Solved – Interpretation of spectral entropy of a timeseries

entropyforecastinginformation theoryspectral analysistime series

The tsfeatures package for R has an entropy() function. The vignette for the package describes it as:

The spectral entropy is the Shannon entropy $$-\int_{\pi}^{\pi} \hat{f}(\lambda)\log\hat{f}(\lambda) d\lambda$$

where $\hat{f}(\lambda)$ is an estimate of the spectral density of the data. This measures the “forecastability” of a time series, where low values indicate a high signal-to-noise ratio, and large values occur when a series is difficult to forecast.

The documentation for the ForeCA::spectral_entropy() which is used by entropy() function suggests the density is calculated such that
$$\int_{-\pi}^{\pi} f_x(\lambda) d\lambda = 1$$.

I'm wondering what the most accurate interpretation of this calculated quantity is (I'm sure there's a good reason why 'forecastability' is in quotation marks). I've got a suspicion it's based on a narrow interpretation of what is forecastable.

  1. Is it correct in saying that the spectral density is obtained using a (discrete?) Fourier transform on the time-series?

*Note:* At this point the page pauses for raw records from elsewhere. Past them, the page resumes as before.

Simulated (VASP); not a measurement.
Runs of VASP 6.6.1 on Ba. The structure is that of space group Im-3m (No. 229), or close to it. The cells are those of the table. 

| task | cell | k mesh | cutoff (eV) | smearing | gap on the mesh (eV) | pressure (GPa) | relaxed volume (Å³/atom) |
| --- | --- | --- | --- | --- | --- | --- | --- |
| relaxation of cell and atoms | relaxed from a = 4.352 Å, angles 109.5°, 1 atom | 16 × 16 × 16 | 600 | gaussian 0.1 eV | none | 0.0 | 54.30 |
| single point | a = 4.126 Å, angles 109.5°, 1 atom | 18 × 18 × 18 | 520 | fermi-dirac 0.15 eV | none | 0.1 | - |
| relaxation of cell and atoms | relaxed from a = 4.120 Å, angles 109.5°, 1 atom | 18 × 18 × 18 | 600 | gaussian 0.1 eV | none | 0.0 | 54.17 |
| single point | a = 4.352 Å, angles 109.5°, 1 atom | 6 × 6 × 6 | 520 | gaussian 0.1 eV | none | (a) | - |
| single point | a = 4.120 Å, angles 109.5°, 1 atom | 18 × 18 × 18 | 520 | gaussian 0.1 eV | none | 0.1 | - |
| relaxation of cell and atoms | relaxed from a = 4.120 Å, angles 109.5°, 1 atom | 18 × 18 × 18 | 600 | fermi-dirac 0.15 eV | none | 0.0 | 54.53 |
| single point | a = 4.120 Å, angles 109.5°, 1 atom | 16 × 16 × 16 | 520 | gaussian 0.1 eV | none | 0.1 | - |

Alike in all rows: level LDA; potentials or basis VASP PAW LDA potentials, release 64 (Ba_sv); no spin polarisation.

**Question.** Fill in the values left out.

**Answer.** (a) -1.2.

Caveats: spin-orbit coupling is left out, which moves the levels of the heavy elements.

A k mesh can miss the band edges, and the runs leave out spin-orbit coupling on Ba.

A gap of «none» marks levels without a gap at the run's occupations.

  2. Would it be more accurate to say that this calculation measures 'forecastability' by testing whether the time series is a linear combination of signals at different frequencies and at different levels of power?

  3. What other assumptions are made? Surely this measure has very limited ability to account for path dependence and other complex/non-linear behavior which may or may not be forecastable given a sophisticated understanding and model?

Best Answer

Assuming you're limiting yourself to stationary processes:

  1. Usually that's how it's done, yes.

  2. No, it's not whether. It's really more like how few frequencies. The fewer the better. Any stationary process can be written in terms of a sum of fourier frequencies with random weights. That's the spectral representation theorem. I would say this entropy is like any other entropy. The higher the value, the larger the average “surprise” (log density), and in this case, the flatter the density. A completely flat periodogram is the periodogram of white noise, which is completely unpredictable.

  3. Regarding other assumptions, I'm not sure. I can't rule out things with any certainty, but I would venture to guess they're assuming stationarity.